Young refugees learning game design with Nairobi Play

Nairobi Play supports refugee youth in Nairobi and Kakuma with skills on computational thinking, basic programming and intercultural competency. Read below to find out more.

The Nairobi Play Project (NPP) helps adolescents from diverse ethnic and socio-economic backgrounds by providing a platform to work together to create games that explore community-based issues using tools like Scratch and Makey Makey. 

NPP is founded upon two main key activities which include Game design and programing and intercultural competency.

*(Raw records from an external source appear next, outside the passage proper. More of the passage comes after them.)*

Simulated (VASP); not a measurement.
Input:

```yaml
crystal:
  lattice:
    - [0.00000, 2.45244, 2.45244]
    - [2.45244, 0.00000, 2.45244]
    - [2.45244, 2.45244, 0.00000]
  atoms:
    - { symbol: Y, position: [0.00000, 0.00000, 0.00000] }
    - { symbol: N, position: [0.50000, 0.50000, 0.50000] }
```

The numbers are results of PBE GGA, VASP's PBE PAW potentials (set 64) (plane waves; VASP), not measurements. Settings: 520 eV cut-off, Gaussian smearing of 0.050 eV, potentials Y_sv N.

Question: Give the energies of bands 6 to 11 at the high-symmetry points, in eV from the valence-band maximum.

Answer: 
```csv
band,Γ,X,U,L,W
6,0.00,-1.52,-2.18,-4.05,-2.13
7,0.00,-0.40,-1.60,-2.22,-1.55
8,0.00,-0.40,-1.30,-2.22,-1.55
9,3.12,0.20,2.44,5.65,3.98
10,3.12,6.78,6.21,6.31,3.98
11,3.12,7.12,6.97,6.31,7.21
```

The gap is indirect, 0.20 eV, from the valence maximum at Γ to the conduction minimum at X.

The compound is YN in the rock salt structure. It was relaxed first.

Nairobi Play which is designed around a 42-hour curriculum contains lessons on active listening, collaboration and constructive criticism. The program targets 455students between the ages of 14-18 and provides additional resources and materials, both online and offline, for educators and students

Over the course of the curriculum, participants play games, learn the game design process, and remix games. Games-based learning is ideal because of how critical narrative is to both games and to intercultural dialogue. The students come together to share different perspectives and work together to design one narrative, which still represents many  challenges embedded in a game. This process helps in reaching common ground, which makes Nairobi Play successful at bridging cultural and gender divides among the students.

Play in the form of game design is a powerful tool for learning as it teaches and enhances self-awareness and building of social emotional learning. The games allow the children to enter safe spaces of their imagination while providing avenues that helps in adopting new problem solving habits that ease assimilation into their new environment.